She said atmospheric CO2 is up 46 per cent since before the industrial era began in the 1750s.
“We know from our analysis that the cause of the increases in CO2 concentration is human activities, through burning of fossil fuels and through land use change,” Dr Cleugh said.
That CO2 is not just staying in the atmosphere.
“As a result of the increased greenhouse gases in the atmosphere we’ve actually got more energy in the Earth’s climate system, and it turns out that over 90 per cent of that extra energy has actually been taken up by the ocean,” Dr Cleugh said.
“Our oceans and land are performing an enormous ecosystem service at the moment because they’re taking up a lot of the anthropocentric [human-generated] CO2 emissions.”
The oceans take up the CO2 directly, removing it from the atmosphere, as well as absorbing heat from the atmosphere. The land also acts as a sink but to a lesser extent.
“That has two really important implications. The first is that it means that the oceans play a really important role in modulating the rate and pace of our changing climate. But the other is it leads to warming,” Dr Cleugh said.
“A very live research question right now is will those oceans and land continue to take up CO2 into the future.
“At the moment we’re not seeing any evidence of the weakening of that sink.”
The CO2 fluxes in the global carbon budget. In 2016 around half of the human induced CO2 was absorbed by the land and the ocean, still leaving enough CO2 in the atmosphere to raise the concentration to over 400 parts per million. (Supplied: CSIRO and Global Carbon Project)
But Dr Cleugh said that models of our future climate suggest that the extra CO2 and heat would not be able to be taken up by the ocean forever.
A bit like sweeping dust under a rug, eventually only so much can fit.
“There are feedbacks that could lead to a weakening of those sinks, either on the land or in the ocean, and that would mean that warming in the atmosphere would proceed at a greater rate,” she said.
Dr Cleugh said it is a very important scientific question to understand the way that the oceans are behaving.
“It turns out the Southern Hemisphere oceans are particularly important in taking out heat and CO2. So it’s really important that we do that research in our own patch,” she said.
Oceans already feeling the heat
Ocean temperatures, already up by around 1 degree Celsius since 1910, has contributed to more and longer marine heatwaves.
The back-to-back bleaching of the Great Barrier Reef in 2016 and 2017 have been well canvased, but the changing ocean is meddling with other ecosystems.
The report states that the Eastern Australian Current — of Finding Nemo fame — is extending further south, encouraging warming in the Tasman Sea and extending the habitat of other species south.
As the ocean warms it is expanding, which is coupling with ice melts to raise sea levels.
Accumulated sum of positive seas surface temperature anomalies over the 2002 to 2011 average from December 2016 to March 2017. Over 60 (orange) indicated bleaching risk. Red is potential coral death. (Supplied: Bureau of Meteorology )

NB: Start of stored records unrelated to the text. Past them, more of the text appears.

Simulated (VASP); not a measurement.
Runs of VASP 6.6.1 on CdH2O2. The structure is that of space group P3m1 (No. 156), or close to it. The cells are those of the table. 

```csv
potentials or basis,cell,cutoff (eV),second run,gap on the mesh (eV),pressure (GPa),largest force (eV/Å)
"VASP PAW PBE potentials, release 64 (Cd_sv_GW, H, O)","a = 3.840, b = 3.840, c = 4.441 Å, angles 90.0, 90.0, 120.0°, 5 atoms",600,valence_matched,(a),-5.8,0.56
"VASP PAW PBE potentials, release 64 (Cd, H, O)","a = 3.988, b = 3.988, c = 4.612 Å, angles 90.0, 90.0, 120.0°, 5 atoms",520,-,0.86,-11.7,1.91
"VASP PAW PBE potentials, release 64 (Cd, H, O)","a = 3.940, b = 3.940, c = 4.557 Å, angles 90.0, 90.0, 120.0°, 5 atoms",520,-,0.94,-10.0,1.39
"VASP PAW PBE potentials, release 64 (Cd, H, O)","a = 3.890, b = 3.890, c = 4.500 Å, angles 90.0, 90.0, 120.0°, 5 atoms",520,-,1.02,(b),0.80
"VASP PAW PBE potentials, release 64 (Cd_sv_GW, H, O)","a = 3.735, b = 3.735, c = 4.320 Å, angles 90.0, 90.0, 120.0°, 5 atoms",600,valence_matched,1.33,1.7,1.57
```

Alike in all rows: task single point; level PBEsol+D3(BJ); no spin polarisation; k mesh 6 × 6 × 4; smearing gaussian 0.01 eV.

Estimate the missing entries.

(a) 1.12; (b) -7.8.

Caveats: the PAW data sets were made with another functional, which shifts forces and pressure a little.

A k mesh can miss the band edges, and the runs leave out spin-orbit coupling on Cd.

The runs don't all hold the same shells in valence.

The increased CO2 in the water has also lead to a 30 per cent increase in ocean acidity since the late 1800s.
“This has significant implications for our marine ecosystem and the ability of corals to regrow, so it actually is linked back to the coral bleaching,” Dr Cleugh said.
These changes are not happening evenly. Luckily for the Great Barrier Reef, so far it looks like the worst of the ocean warming acidification has happened to the south of Australia.
Fire danger and rain
Back up on the land and the warming atmosphere has changed rainfall patterns across Australia.
Dr Karl Braganza, manager of climate monitoring at the Bureau of Meteorology, said beyond background variability that naturally occurs in Australia the strongest rainfall change that has emerged is drying over the southern parts of the continent.
“Most significantly in the south-west of the continent. Since about 1970 we’re seen a reduction in rainfall of around 20 per cent and as much as 26 per cent in some locations,” Dr Braganza said.
He said the south-east of the continent has been drying too, but at 11 per cent since 1970.
“We believe that it’s due to the same overall mechanism, which is a shift in circulation,” Dr Braganza said.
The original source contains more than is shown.